From Casetext: Smarter Legal Research

Wirth, Jr. v. Wirth

Court of Appeals of Virginia. Norfolk
May 18, 1993
Record No. 0772-92-1 (Va. Ct. App. May. 18, 1993)

Opinion

Record No. 0772-92-1

May 18, 1993

FROM THE CIRCUIT COURT OF THE CITY OF NORFOLK ALFRED W. WHITEHURST, JUDGE.

Mary Keating (Shuttleworth, Ruloff, Giordano Kahle, P.C., on briefs), for appellant.

Debra C. Albiston (Weinberg Stein, on brief), for appellee.

Present: Judges Baker, Barrow, and Benton.

Argued at Norfolk, Virginia.


MEMORANDUM OPINION

Pursuant to Code § 17-116.010 this opinion is not designated for publication.


This appeal arises from an order of the trial judge reducing the amount of child support that the appellant, Frederick Harold Wirth, Jr., was required to pay to the appellee, his former wife, Julia Yuill Wirth. The sole question presented for review is whether the trial judge erred in failing to apply the statutory child support guidelines, see Code § 20-108.2, and in applying the factors that justified a deviation from the guidelines. See Code § 20-108.1. We conclude that the record does not support the claim of error.
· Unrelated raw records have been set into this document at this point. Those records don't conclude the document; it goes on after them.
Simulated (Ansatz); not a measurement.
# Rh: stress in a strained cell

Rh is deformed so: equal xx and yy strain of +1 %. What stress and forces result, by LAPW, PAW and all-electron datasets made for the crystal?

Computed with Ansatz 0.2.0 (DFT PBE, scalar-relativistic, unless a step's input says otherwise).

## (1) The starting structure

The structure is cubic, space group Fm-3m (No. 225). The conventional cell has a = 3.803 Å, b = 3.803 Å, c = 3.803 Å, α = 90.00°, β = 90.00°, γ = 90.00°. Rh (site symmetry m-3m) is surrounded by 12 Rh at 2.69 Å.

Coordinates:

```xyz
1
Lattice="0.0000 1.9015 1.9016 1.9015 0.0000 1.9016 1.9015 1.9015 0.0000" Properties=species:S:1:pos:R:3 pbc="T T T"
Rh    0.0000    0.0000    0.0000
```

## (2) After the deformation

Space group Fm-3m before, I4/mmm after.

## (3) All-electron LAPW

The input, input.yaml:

The parties were divorced in 1991. The final decree of divorce affirmed, ratified, and incorporated by reference the parties' property settlement agreement. The portions of the agreement pertinent to this appeal required appellant to pay $4,200 per month child support for their three minor children. In addition, appellant agreed to pay (1) college expenses for all their children, (2) health insurance for all the children and the appellee, and (3) policies insuring his life for the benefit of the appellee.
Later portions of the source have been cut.